A Utah juvenile court judge Dec. 5 denied an attorney’s attempt to dismiss a rare criminal libel case against a 17-year-old but immediately granted a request to appeal the ruling.
Milford High School student Ian Lake was charged with criminal libel in May after local officials discovered his personal Web site, which called his principal, Walter Schofield, the “town drunk” and featured other disparaging remarks about students and teachers at Milford High School. Police arrested Lake, seized his computer and held him in a local juvenile detention facility for seven days. He did not use any school facilities to create the site.
Rick Van Wagoner, Lake’s attorney, told the court Utah’s little-used criminal libel law is “unconstitutionally overbroad and vague.” The statute defines criminal libel as speech made with “ill will,” a standard Van Wagoner said is constitutionally protected free speech. In most states, libel is a civil, rather than criminal, matter.

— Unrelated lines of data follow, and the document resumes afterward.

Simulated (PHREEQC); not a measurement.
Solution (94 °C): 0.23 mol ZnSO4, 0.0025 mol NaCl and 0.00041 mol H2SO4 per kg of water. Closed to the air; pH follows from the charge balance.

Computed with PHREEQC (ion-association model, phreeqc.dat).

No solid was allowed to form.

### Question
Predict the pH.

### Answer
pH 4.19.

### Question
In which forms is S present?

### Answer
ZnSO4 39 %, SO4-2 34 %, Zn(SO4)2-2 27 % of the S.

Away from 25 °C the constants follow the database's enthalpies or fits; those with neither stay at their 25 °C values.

Judge Joseph Jackson rejected the claim but said there is enough legal uncertainty to warrant an appeal to a higher court. That appeal will be filed immediately, Van Wagoner said, and Lake will not issue a plea in the case until the appellate court rules.
In separate cases, Lake faces a civil libel suit from Schofield and has filed his own civil claim against Schofield and the school district. Lake serves as his own attorney in both civil cases.
Schofield is now principal at East High School in Salt Lake City.
Lake currently lives in California with his grandparents.